Query Model for Image Search Based on User Clicks and NN Features

Dmitry Krivokon (speaker), Alexey Gorodilov
Russia, Yandex
We consider a problem of improving the quality of a query-based image search engine by using user click data. The primary purpose of an image search engine (SE) is to assist in finding images that are relevant to the text query entered by a user (such SEs should not be confused with content base image retrieval [10]). The resulting images ideally should be sorted by their relevance in descending order, hence the main task of the SE is to determine the relevance (or rank [3]) of a particular image to the particular query. A lot of information about image relevance to the query can be deduced from the actions performed by a user while browsing the results of the SE. User clicks on a specific result can be considered as a strong signal of the image relevance. The abundance of this data in large SEs leaves a lot of space for different strategies for its adaptation to the ranking problem [2, 4].

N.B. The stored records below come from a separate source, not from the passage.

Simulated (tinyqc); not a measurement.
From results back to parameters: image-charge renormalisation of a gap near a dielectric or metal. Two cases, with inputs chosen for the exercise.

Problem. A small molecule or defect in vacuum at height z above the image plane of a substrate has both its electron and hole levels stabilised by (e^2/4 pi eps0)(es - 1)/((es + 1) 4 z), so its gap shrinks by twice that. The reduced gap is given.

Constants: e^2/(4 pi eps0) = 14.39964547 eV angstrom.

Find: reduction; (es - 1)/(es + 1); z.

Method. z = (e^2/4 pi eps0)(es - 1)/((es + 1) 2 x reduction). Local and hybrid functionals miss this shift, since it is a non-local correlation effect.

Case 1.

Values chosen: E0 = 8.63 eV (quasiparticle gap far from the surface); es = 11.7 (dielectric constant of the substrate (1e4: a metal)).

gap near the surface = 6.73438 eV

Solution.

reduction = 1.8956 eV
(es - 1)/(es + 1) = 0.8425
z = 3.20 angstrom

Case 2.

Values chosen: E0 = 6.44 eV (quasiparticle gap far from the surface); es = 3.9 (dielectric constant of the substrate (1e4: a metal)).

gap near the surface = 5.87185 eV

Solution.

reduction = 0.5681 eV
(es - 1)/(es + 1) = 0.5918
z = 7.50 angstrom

We propose to use click data to construct a vector space representation of a query based on the content of the images on which the user clicked viewing the results of the search engine for the query. Document [8] and query models [9] are popular means to solve classification and clustering problems, however, we apply our technique to directly compare a query and some image to understand their “similarity” to each other. To represent the content of an image we use one of the final layers of deep convolutional neural network [6] trained on the standard ImageNet dataset [1]. Essentially this representation is just a 100-dimensional vector of real values. Usage of this type of features became a generally accepted practice in various tasks of image classification and recognition. Besides, they are also generally used as the basis for image search engines that find images visually similar to the “query” image [10]. Such successful applications motivated our approach.
Our query model is constructed by aggregating the feature vectors of
all clicked images for a particular query. Having such a model, which by design resides in the same vector space as the image features used for
its construction, allows for calculation of the direct distance between a query and a specific image. This distance can be used as a feature in a search engine ranker [2] or can be used to re-rank the top ranked images returned by such ranker [2, 5]. Having huge amounts of historical click data allows mitigation of the negative effects of noise that is naturally present in user data and even in the responses of the neural network. In addition, we use not only the features of a specific image on which users clicked but also the features of the image duplicates [7] found in the search engine database. That leads to even better quality of the resulting model. We analyze and compare several aggregation strategies and show the performance of our approach on standard type datasets by measuring NDCG [3] and MSE metrics.
  1. Krizhevsky, Alex, Ilya Sutskever, and Geoffrey E. Hinton. “Imagenet classification with deep convolutional neural networks.” Advances in neural information processing systems. 2012.
  2. Jain, Vidit, and Manik Varma. “Learning to re-rank: query-dependent image re-ranking using click data.” Proceedings of the 20th international conference on World wide web. ACM, 2011.
  3. Burges, Christopher JC. “From ranknet to lambdarank to lambdamart: An overview.” Learning 11 (2010): 23-581.
  4. Joachims, Thorsten. “Optimizing search engines using clickthrough data.” Proceedings of the eighth ACM SIGKDD international conference on Knowledge discovery and data mining. ACM, 2002.
  5. Mei, Tao, et al. “Multimedia search reranking: A literature survey.” ACM Computing Surveys (CSUR) 46.3 (2014): 38.
  6. LeCun, Yann, et al. “Gradient-based learning applied to document recognition.” Proceedings of the IEEE 86.11 (1998): 2278-2324.
  7. Ke, Yan, et al. “Efficient near-duplicate detection and sub-image retrieval.” ACM Multimedia. Vol. 4. No. 1. 2004.
  8. Mikolov, Tomas, et al. “Efficient estimation of word representations in vector space.” arXiv preprint arXiv:1301.3781 (2013).
  9. Luo, Cheng, et al. “Query Ambiguity Identification Based on User Behavior Information.” Information Retrieval Technology. Springer International Publishing, 2014. 36-47.
  10. Smeulders, Arnold WM, et al. “Content-based image retrieval at the end of the early years.” Pattern Analysis and Machine Intelligence, IEEE Transactions on 22.12 (2000): 1349-1380.